With housing selection for the fall semester over on Tuesday night, observant Jewish students can finally stop scrambling to find living arrangements that satisfy one of their basic practices – keeping a kosher kitchen.

Since the first South Campus Commons buildings opened in 2001, dozens of apartments have been kashered, the Hebrew term for making a cooking area fit for making food (according to Jewish traditions). As the process of kashering a kitchen can be very lengthy, Jews clamor to inherit an apartment that has already gone through the daunting but necessary ritual. What has evolved over the years is a system in which many rising seniors choose to pull in rising sophomores and juniors to keep the tradition of a kosher kitchen going.

“The ‘lineage’ system is the closest one can get to guaranteeing that their apartment will, in fact, be kosher,” said junior Avi Mayer.

The government and politics and Jewish studies major, a resident assistant in building 5, kashered his apartment at the beginning of the fall semester. He scrubbed down his entire kitchen, then poured boiling water in the sink and other surfaces. To kasher his microwave, he boiled water in it for several minutes. To clean the oven, he scrubbed it and ran it on its highest setting for several hours. Finally, he let the stove burners on until they turned red and he could see all food remnants burn away.

“The process took me a number of hours over the course of a few days,” he said.

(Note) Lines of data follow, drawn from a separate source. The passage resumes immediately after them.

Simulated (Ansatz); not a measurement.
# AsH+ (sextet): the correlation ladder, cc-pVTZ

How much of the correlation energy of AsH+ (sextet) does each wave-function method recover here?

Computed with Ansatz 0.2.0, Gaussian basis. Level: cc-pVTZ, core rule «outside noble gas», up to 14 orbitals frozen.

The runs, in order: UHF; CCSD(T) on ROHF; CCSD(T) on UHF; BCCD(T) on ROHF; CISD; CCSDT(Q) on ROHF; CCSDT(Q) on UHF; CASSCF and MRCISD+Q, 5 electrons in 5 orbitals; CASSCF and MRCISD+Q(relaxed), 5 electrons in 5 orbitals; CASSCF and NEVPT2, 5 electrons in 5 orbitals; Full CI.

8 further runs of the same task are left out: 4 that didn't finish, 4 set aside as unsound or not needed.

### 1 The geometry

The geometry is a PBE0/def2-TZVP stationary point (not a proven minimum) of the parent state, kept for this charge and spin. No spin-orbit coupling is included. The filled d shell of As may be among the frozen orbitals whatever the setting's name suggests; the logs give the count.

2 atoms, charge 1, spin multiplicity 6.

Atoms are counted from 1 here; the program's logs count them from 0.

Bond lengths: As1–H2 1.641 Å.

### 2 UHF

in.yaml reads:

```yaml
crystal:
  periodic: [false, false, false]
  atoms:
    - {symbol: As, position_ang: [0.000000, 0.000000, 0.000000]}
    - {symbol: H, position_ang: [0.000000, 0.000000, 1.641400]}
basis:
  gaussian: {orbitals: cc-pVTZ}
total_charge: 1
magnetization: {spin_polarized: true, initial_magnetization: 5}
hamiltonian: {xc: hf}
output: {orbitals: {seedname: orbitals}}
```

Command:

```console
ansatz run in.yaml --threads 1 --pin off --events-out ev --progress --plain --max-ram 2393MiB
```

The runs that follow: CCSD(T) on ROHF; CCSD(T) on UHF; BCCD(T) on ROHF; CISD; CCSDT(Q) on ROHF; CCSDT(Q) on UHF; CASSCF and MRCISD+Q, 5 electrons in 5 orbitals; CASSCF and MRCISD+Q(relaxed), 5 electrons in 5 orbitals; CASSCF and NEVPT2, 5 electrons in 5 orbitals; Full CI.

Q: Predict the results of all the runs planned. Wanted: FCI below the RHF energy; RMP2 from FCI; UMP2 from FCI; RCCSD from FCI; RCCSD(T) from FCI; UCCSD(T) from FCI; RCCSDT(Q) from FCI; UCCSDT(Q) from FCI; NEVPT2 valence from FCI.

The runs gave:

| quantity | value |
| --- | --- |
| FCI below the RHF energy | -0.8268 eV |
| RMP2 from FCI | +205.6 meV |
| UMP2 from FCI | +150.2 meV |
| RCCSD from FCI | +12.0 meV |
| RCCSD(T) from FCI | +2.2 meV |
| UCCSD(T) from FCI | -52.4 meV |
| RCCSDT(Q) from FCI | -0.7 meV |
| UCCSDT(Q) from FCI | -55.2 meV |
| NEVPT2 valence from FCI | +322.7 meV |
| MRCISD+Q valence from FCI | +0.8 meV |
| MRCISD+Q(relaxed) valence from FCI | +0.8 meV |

Junior Rachel Solomon was part of the tradition last fall when rising seniors pulled her in. Now the criminology and criminal justice and Jewish studies major is pulling in sophomores for this fall in hopes that the apartment will stay kosher even after she graduates.

Melissa Enbar, a senior special education major, has lived in building 1 for three years. When she was pulled in, all of the girls in the apartment kept kosher, so they kept up kashering their kitchen. In the time Enbar has lived there, five other girls have passed through, all of them keeping kosher.

“I think that there is definitely an attempt to pass on kosher apartments simply because it will make it easier for the lowerclassmen once they move in,” she said.

She is staying for one more year as she completes her master’s and is pulling in a sophomore who plans to keep the apartment kosher.

While Jewish students living in Commons have a convenient place to cook their food, they have a harder time finding approved kosher food. Many students shop at Shaul’s in Wheaton or Koshermart in Rockville; both are at least 20 minutes away. The drive, plus the rising price of gas and the high price of kosher food, has put students at a disadvantage.

However, the Commons Shop recently started carrying several kosher brands, lessening the number of trips students make to get their food. It’s helped students save trips when they’ve forgotten to pick kosher items up, Enbar said.

Rabbi Elli Fischer works at Hillel, which ran a “kashrut orientation” at the beginning of this school year for about 30 students. Fischer, the director of Jewish learning initiatives, said the fact that students are staying kosher in the first place is most significant.

“I think the important thing is having a large number of students who have made the commitment to keep kosher,” he said. “It allows students to celebrate [the Sabbath] and other holidays the way they want.”